The Marquis de Sade wrote ceaselessly during his long, ten year incarceration in Paris's infamous Bastille prison, and when as a punishment his writing implements were confiscated, de Sade turned to writing on his sheets in red wine, then escalated to using his blood and finally wrote on the walls of his cell using his excrement. Such was his mania for committing his thoughts to words.

Jess Franco, who died today, the 2nd April 2013, aged 83, was a filmmaker in much the same vein as de Sade was a writer, a man so obsessed with film that he would secretly film a secondary feature while shooting a commissioned work, a man who in his later years would shoot almost nonsensical 'films' in his front room, seemingly happy so long as he had a camera in his hand and could see a woman through the lens.

Prolific to the point of absurdity Franco's prodigious output varied from the truly creative, Succubus, Vampyros Lesbos, to the fabulously exploitative, Female Vampire, The Demons, Justine, through to the tedious, Esmeralda Bay, Snakewoman, to the virtually unwatchable, Paula-Paula, Al Pereira vs the Alligator Women et al. Yet Franco's place in exploitation cinema's pantheon of heroes is deserved, not for his prodigious output, but for the passion with which he made his films, for like de Sade, Franco would, if he had to, have filmed in his own blood and shit.

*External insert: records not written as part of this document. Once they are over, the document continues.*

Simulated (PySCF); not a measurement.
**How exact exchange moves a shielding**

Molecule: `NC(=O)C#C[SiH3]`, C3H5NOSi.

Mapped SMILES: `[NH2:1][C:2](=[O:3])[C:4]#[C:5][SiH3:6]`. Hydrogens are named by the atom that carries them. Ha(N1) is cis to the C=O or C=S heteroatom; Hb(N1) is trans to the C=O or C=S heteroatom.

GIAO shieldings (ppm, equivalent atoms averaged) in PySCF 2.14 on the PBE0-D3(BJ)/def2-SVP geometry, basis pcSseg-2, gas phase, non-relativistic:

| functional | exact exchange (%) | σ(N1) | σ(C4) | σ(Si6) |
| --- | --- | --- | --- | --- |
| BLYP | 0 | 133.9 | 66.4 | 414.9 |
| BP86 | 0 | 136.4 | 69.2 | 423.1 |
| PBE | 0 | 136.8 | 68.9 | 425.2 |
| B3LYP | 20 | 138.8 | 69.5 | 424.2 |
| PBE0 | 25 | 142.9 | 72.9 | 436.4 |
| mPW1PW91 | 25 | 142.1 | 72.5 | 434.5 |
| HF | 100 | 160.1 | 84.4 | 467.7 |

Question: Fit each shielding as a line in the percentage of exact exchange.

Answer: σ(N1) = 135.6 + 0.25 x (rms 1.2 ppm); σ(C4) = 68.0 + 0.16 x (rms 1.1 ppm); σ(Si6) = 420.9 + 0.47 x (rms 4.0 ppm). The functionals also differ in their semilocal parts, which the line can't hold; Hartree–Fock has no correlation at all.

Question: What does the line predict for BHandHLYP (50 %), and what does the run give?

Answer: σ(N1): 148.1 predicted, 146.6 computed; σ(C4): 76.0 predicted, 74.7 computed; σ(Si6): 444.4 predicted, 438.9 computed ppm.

Franco, was in many ways, a more accomplished film director than the impression given by some of his lesser films, and had he perhaps remembered the wise saying that sometimes less is more might have concentrated on making one good film rather than ten bad ones. For when Franco got it right, as he did with titles like Justine, Succubus and Virgin Among the Living Dead, he showed a real creative and artistic flair coupled with moments of surreal brilliance. This was a man who, like his contemporary Jean Rollin, was his own worst enemy.

His reputation progressing from minor critical acclaim, to accusations of misogyny for titles like Exorcism and its later reincarnation, The Sadist of Notre Dame, through to dislike and pariah status as the sadism of films like Sadomania and Woman Behind Bars alienated genre critics, mainstream horror fans and pushed Franco more and more into the ghetto of sadistic pornography. Indeed, by the late nineteen seventies and early eighties Franco was effectively finished as a commercial film director and this should, as he was now in his fifties, have heralded either a slow exit, a career change, or retirement, and this is perhaps where Franco's obsessional film making and the precarious nature of the film business, merged. 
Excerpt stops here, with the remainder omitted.